On the iPhone, there is an autocorrect feature that tends to flip a certain cuss word to “duck.” Many, if not all, of us have faced this dilemma: “I’m so DUCKING angry,” one sends, furiously pressing the delete button to change the capital D back to an F. This little glitch has now inspired an entire episode of television.

Roar, Apple TV+’s new female-centric anthology saga from the creators of GLOW, mashes this autocorrect nonsense into one episode and tosses Emmy-nominated Merritt Wever into the mix. A lonely woman has sex with a duck. (Don’t worry: There’s a meet cute, too.) In an era where new absurdities hit the timeline every hour, you shouldn’t scroll past this. For real: a little mallard flaps his way into a woman’s nether regions while she yelps in delight, writhing around in ecstasy on the kitchen floor. Seriously.

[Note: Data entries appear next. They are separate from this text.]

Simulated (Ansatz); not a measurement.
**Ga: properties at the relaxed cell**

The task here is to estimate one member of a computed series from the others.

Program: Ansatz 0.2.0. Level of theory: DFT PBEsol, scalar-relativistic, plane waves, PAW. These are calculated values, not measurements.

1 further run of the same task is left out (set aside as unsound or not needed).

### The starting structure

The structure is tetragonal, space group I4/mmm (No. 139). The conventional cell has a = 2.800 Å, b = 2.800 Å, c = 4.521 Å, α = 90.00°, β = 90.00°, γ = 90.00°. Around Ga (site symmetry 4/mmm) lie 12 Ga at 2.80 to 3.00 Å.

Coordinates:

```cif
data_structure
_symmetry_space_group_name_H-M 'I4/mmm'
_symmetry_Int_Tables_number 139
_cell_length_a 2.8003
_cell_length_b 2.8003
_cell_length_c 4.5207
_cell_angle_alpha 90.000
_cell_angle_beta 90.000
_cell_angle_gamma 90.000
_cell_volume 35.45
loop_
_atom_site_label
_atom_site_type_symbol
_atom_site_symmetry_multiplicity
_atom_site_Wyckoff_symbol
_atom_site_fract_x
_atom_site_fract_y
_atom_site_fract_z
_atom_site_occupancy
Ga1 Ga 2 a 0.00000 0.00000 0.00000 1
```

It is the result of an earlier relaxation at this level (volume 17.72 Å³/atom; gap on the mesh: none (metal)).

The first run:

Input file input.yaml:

“I don’t want to think about it,” Wever tells me, with a sigh—though minutes ago, she was just speaking fondly of the live duck used on set: “I feel like we hit our stride pretty early on. Justin the duck was wonderful to work with.”

But there’s more to “The Woman Who Was Fed By A Duck” than the sex scene and Justin. The duck, named Larry in the episode, which Wever’s Alisa meets in a park, actually becomes her abusive boyfriend. Their affair begins with the quack chatting her up by blasting the lack of charisma in everyday men, propping himself up on a duck-sized pedestal to promote the level of understanding he has for women.

Apparently, Chloë Sevigny was not alone when, in The Last Days of Disco, she claimed that “there’s something really sexy about Scrooge McDuck.” There’s some allure to those ducks, for whatever reason, and Wever was ready to break it all down.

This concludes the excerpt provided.